Tolai hare. He sat for a few photos and then ran up the hill and behind the rocks.
Driving out onto yet another plain between the mountain ranges, our driver suddenly stopped. Wild bactrian camels! They crossed the road right in front of us, running from left to right. We stopped, got out and I took many photos as I could of this critically endangered species that few people ever see. It is estimated that there are 900 of them. I counted about 16 in this herd. This is with my normal lens showing how far away they were. You can just see them in front of the cloud of dust to the left of the road.
I got out my Nikon D750 with the 80-400mm lens and kept shooting as they ran past.
This close-up is cropped in from one of the zoom images. Amazingly they had stopped running and were warily standing.
Our Land Cruiser driver, Erdenebat, had a point and shoot camera with a good zoom lens on it, so he got some pretty special photos as a souvenir of the Expedition. It was an exciting encounter for all of us!
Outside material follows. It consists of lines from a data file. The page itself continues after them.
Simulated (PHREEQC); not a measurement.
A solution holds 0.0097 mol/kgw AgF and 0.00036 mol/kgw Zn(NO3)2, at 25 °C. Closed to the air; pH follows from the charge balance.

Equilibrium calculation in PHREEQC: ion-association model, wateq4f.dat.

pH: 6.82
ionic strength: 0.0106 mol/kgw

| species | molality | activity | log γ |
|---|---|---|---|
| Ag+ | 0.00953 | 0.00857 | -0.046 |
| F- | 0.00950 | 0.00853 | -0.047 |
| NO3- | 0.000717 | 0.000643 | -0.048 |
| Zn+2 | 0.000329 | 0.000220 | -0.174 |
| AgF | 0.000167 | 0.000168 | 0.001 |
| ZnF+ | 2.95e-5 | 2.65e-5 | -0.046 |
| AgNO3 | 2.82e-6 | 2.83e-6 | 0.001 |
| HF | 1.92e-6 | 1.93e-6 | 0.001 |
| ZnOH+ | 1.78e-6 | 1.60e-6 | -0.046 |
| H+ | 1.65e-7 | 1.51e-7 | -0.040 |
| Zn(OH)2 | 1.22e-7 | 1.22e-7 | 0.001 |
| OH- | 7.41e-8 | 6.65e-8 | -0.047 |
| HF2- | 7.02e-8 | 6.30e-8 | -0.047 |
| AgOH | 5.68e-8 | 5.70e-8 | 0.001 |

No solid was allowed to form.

And we hadn’t even gotten to the Strictly Protected Area yet…
Kim Campbell Thorton, myself, the ranger Bilgee and Oliver Hartman at the entrance to the Great Gobi A Strictly Protected Area. Photo by our guide, Batana
I took this shot standing near the sign looking back the way we’d come, distant mountains still with snow on them from the storm we’d driven through a few days earlier.
And now looking south to where we were going. Oliver had mounted a GoPro camera on the hood of the Land Cruiser. This was good fast earth road, as you can see.
The route we took led through a succession of basins and ranges. Our destination lies ahead.
We’d gotten fairly far out ahead of the van and stopped to wait for them to catch up. And waited. And waited. After about twenty minutes, knowing there was an overheating issue, Erdenebat, the driver, decided that we had to go back. When we got to the van it was clear that something was wrong. The driver’s seat had been removed so that the engine compartment, which is in between the seats, could be accessed.
While the van was being worked on, I walked around and came upon this snake, a steppe ribbon racer.
It disappeared under a shrub. I saw that there was a hole and kept watch. Sure enough, the snake reappeared, looking like a little periscope.
The snake’s “home” is under the shrub in the foreground. Quite a habitat.
I also saw this Mongolian agama lizard. They’re pretty common. Although the basic markings and that red spot stay the same. I’ve seen a number of color variations, adapted to their surroundings. All in all it was a pretty good wildlife day.
It turned out that the van had overheated yet again and the cause was a blocked fuel pump. The photo shows Erdenebat blowing it clear of the gunk that was blocking it. Our guide, Batana, explained that the insides of the tanks of the trucks that deliver petrol to the soum centers are really dirty and that that dirt and crud is emptied along with the fuel into the tanks at the petrol stations, where it then ends up a vehicle’s gas tank. This is apparently a well-known problem that people in Mongolia have to deal with all the time.
Fuel pump cleaned out, the van was fine and we were on our way again.
As we drove through the final range of mountains before the one we were heading for, we followed this wide flat draw
We came out of the draw into another basin and saw our destination before us.
On the right, at the base of the mountain, is the Shar Khuls oasis. There are no rivers in this part of the Gobi. The only water comes from springs, or wells dug by researchers.
And here we were, driving right into the oasis, which had water running in the road in a number of places. The lush greenery after a long day in the desert was a pleasant sight.
Coming back out of the oasis we stopped at this ovoo and circled it three times.
Straight ahead is where we would camp, nestled in a sheltered spot at the base of those hills.
We set up in the same location that the bear researchers use. It turned out that we missed them by just a few days. The big tent, called a maikhan, was for dining and hanging out. Oliver is getting ready to leave for a ride with Bilgee, the ranger.
The only permanent structure was a “ger” built into a berm on one side of the camping area. It had a wood roof and plastered walls and was the coolest place to be, literally, during the heat of the day. Our cook, Soyoloo, used it as her kitchen. Oliver, with Batana’s help, interviewed Bilgee about his life and work, the reserve and the bears.
So, here we were, camped in the habitat of the world’s most critically endangered bear.